My fathers family were well known in the village for their quick temper and quick fists. It was well known that a fight with one of them would bring the entire family coming to the rescue and support of their own. It was a large family. They didn’t ask what happened till the threat was eliminated and everyone at home and accounted for. They were like the marines or the army like that.
One guy got beat to a pulp for calling me names. One of my cousins still has an impressive facial scar to remind me of the incident. He uses it to manipulate me regularly.
“Ah ah. I took a knife for you nah. See, sixteen stitches, because of you” he would say pointing to the scar that dragged the line of his lips into a perpetual half frown. It didn’t feel right to remind him that I hadn’t asked or even expected him to fight for me much less take a a nasty cut to his once handsome face although he is still handsome in a rakish beat up way.
I didn’t appreciate my violent protectors back in those days. I didn’t even know that I needed them. I was clueless, it didn’t occur to me that something bad could happen or that I wouldn’t be able to take care of myself if it did. After all I knew how to use a knife.
When I’m moved to Nigeria from America at the age of ten I’m already a skilled survivor. I survived the terror of being alone in Denmark at three and being alone in the US from the age of five, I am a survivor already. How I survived is still a mystery to me. I’m told I’m strong, I’m told I’m lucky, I’m told I’m blessed.

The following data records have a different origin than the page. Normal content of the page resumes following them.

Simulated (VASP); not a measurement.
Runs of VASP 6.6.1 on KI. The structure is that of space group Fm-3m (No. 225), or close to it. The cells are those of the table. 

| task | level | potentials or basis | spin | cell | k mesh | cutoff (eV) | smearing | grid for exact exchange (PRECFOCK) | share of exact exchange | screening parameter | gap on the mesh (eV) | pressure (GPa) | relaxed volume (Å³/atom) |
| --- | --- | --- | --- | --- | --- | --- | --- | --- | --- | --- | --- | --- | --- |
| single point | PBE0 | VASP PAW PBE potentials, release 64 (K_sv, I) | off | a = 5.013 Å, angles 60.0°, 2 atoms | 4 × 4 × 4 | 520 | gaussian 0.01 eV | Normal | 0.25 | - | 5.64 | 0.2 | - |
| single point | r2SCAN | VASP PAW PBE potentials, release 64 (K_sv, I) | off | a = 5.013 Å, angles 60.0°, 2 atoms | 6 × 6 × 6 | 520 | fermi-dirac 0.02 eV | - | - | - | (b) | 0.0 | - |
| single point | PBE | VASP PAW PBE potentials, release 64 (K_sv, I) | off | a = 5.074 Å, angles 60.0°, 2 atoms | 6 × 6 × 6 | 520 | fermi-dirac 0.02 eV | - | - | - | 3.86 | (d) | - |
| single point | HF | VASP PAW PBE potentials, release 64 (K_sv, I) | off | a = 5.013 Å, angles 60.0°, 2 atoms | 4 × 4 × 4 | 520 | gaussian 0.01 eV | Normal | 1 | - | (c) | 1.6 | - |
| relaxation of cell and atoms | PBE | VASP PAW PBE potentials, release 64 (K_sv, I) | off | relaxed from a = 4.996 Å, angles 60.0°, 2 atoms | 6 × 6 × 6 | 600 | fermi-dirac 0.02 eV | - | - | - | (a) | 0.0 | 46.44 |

I’m a child but no one asks me how I feeel or how I’m coping. I’m told to cope, like I’ve always been told to cope, I’m expected to cope, to keep calm and carry on. There is no electricity, no plumbing, no one speaks English, at least not the kind that I can understand, no … there is nothing familiar.
When I wake up very late the first morning I see bars and chicken wire on the windows and a sea of black faces impassively starring in at me, their hands hooked through the mesh like claws. I feel like I’m an animal in a zoo. I complain to my father. He closes the shutters, shuts me inside the hot stifling little room.
My father asks someone to put an armchair outside for me but every time I go outside a crowd gathers to stare at me, young and old just gather and stare. I can’t understand a word they’re saying. I look around anxiously for my father but he has gone off somewhere to meet with men.
When I tell my father, he laughs, he says they mean no harm they just haven’t seen someone like me before. They call me ‘onye ocha’. I ask my father what that means. “White person” he says. I compare it to being called a nigger, he laughs, says it isn’t the same thing, they’re friendly, he says. I don’t know that.
One day somebody calls me a white monkey, as usual I complain to my father. He summons the fellow and slaps him. Maybe that was going a bit too far, I think. Why is it okay for them to call my onye ocha and not white monkey? It all feels the same to me. It feels like an insult, it reinforces my feelings of alienation and isolation.
Later I start to play tag and hide and seek and other children’s games that require no language with children my age but when the sun goes down and my father is still away with the men I’m lonely even though I’m surrounded by my chattering cousins in the dull glow of the lantern.
The night sky is dark and there is a steady regular buzz in the air. It stops for a minute and resumes again louder than before it seems. At first I think the ringing is in my ears, I think maybe I’m sick. I heard somewhere when I was still in the real world that ringing in the ears is a bad sign. Later I learn its just cicada’s.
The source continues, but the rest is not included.